Photo by Paul HagiusPhoto by Paul Hagius

I married my husband ten days before my twenty-second birthday and three months after his. We both had a BA and MA to our names, and only I had student debt for us to pay off. We knew many couples from our small Catholic college that were in a similar situation. Many of the couples were hoping to have children, while one of the spouses went to graduate school for further education. Other friends of ours did things like go to graduate school, start a job, enter religious life, or go to seminary. These all seemed like choices that would make us feel like adults.

When our first daughter was born before our first anniversary, I was posting pictures of my baby on Facebook, while the majority of my friends were posting pictures of themselves going out with friends. While I spent Friday and Saturday nights at home with my husband, most of my peers were trying to figure out where they were going to the movies or out to dinner.

It was a very strange experience, to be one of the few of my high school and college acquaintance to be married and having children. We found friends in our new city who also were having their first children, but we were the youngest by two years. I wonder now, if we are so very different from our peers who waited five more years for marriage and children.

In the current discussion of “emerging adulthood,” a theory which is being applied to those of the millennial generation, financial independence, marriage, and having children are marks of full adulthood. But when I look at the description of what “emerging adults” experience, I have had the exact same feelings that unmarried peers also had. It is really only since we bought a house last year, that I sometimes really feel like an adult. There must be more to being an adult than marriage, money, and children.

Here are the five features of “emerging adulthood” from the 2006 review of the book by Jeffrey Jensen Arnett, PhD, “Emerging Adulthood: The Winding Road From the Late Teens Though the Twenties” (Oxford University Press, 2004) :

Age of identity exploration. Young people are deciding who they are and what they want out of work, school and love.
Age of instability. The post-high school years are marked by repeated residence changes, as young people either go to college or live with friends or a romantic partner. For most, frequent moves end as families and careers are established in the 30s.
Age of self-focus. Freed of the parent- and society-directed routine of school, young people try to decide what they want to do, where they want to go and who they want to be with–before those choices get limited by the constraints of marriage, children and a career.
Age of feeling in between. Many emerging adults say they are taking responsibility for themselves, but still do not completely feel like an adult.
Age of possibilities. Optimism reigns. Most emerging adults believe they have good chances of living “better than their parents did,” and even if their parents divorced, they believe they’ll find a lifelong soul mate.

The thing is, all of these features have been a part of my experience since I was married at 21. Obviously, during our four years in college these things were normal, but after our wedding we were still learning to be adults.

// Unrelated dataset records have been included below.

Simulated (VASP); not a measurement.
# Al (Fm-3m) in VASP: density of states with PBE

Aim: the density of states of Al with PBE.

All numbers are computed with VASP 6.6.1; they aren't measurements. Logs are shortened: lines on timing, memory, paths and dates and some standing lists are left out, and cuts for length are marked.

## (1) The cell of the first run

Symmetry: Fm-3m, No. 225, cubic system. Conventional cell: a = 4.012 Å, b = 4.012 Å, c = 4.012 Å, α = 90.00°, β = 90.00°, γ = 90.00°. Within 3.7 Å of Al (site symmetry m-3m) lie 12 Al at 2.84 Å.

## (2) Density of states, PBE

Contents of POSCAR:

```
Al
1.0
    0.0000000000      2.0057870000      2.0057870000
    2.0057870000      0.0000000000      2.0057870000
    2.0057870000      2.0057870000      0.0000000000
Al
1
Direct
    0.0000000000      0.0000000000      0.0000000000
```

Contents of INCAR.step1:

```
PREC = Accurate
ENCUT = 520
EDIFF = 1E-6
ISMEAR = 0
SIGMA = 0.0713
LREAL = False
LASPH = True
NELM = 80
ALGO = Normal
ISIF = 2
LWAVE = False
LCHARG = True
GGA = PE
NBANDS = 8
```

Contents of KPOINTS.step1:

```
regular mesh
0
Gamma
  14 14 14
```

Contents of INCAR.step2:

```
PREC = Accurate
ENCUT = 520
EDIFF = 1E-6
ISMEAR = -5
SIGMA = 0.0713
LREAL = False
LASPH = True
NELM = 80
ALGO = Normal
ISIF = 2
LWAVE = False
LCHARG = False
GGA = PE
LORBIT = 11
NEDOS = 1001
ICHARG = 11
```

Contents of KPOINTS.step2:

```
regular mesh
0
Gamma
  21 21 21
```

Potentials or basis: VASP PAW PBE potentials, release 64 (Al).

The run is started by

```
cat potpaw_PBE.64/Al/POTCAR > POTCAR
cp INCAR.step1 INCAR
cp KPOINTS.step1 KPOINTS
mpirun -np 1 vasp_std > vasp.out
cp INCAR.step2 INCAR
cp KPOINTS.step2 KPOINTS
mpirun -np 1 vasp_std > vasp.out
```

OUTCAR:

Going through the five features of “emerging adulthood,” I will begin with “age of identity exploration.” One of the great things about marrying young is that a couple can mature in adulthood together. Having met my husband when I was 18, on the cusp of so-called “emerging adulthood,” we have spent our whole adult life as friends. We spent as much time together as was reasonable, studying, praying, and hanging out. Our vocational discernment was largely influenced by our friendship, and we had a beautifully supportive community of friends. On the practical side, we cooked many dinners together at each other’s off-campus homes and worked the same student worker job. We spent a lot of time getting to know each other as very young adults, and we were able to do this in a safe community of the “bubble” of our conservative Catholic college campus.

Then we graduated, left the safety of our small community, got married, and moved to a brand new city with two minivans full of stuff to our name and only each other for local friends. Then we felt young in the wide world, but still hopeful as members of our generation. We helped each other in figuring out what we wanted out of life, but were also largely guided by our faith. I think, because of our Catholic identity, we did not feel the need to explore what we wanted in life after marriage. We were living the life we had chosen together, but still did not feel like adults.

The “Age of Instability” fits my experience well. Most of my life since high school has been characterized by the instability of moving from place to place. Since I was 18, I have lived in ten different homes, in dorms, houses, and apartments. Now that we have bought a house, I expect that we will have more home stability. I have lived in five different cities (including a semester abroad), but now that my husband has a tenure track position, I doubt that we will move again. It took a graduate degree and full time employment for us to find stability and to settle into a community. But unlike, our unmarried, nonreligious peers, we had the stability of each other, our extended families, and the community of the universal Church.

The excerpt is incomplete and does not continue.